Mohamed Farrah Hassan Aidid (Somali: Maxamed Faarax Xasan Caydiid, Arabic: محمد فرح حسن عيديد; December 15, 1934 – August 2, 1996) was a Somali warlord and militia leader. A former general and diplomat, he was the chairman of the United Somali Congress (USC) and later led the Somali National Alliance (SNA). Along with other armed opposition groups, they drove out President Mohamed Siad Barre's socialist regime from Somalia's capital Mogadishu during the Somali Civil War that broke out in the early 1990s.
In 1992, Aidid attacked United Nations troops, causing him to be named one of the main targets of the Unified Task Force. After UN peacekeepers withdrew in 1995, 18 American soldiers were killed by Aidid's forces, which also attacked peacekeepers, incited violence, and committed crimes against humanity at Aidid's behest.
Aideed was a highly qualified officer and quirky person who was selected to study advanced post graduate military science at the M. V. Frunze Military Academy (Военная академия им. М. В. Фрунзе) in the Soviet Union, an elite institution reserved for the most qualified officers of the Warsaw Pact armies and their allies.

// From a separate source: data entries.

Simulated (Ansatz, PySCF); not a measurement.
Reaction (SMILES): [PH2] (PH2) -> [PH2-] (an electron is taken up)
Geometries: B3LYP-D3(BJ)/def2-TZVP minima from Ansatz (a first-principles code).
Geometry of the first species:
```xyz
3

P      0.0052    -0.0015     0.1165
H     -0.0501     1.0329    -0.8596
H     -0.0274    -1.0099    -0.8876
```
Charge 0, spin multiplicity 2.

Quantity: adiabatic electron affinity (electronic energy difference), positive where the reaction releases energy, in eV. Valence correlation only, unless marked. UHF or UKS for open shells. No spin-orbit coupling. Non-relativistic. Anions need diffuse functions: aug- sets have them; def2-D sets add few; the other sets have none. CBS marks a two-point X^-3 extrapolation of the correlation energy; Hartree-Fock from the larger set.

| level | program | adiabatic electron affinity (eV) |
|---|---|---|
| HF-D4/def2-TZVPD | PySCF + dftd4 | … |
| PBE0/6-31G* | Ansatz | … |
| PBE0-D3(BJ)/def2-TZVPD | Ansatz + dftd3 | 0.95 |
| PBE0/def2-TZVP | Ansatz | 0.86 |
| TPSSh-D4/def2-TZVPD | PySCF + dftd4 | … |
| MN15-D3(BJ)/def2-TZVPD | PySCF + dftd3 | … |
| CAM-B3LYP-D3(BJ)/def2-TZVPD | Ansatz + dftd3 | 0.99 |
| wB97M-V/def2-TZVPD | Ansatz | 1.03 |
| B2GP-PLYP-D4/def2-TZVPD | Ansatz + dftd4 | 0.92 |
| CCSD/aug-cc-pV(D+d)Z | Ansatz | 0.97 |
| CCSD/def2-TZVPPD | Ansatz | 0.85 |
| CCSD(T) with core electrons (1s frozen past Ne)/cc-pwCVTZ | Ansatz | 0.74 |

In 1969, a few days after the assassination of Somalia's second president Abdirashid Ali Sharmarke, a military junta led by Major General Mohamed Siad Barre staged a bloodless coup d'état. Aidid was one of many officers serving at the central command of the Army at the time of the putsch. He quickly fell out of favour with the new regime's leaders and was subsequently detained along with Abdullahi Yusuf Ahmed. Aidid was eventually released from prison six years afterwards to take part in the 1977–78 war against Ethiopia over the disputed Ogaden region.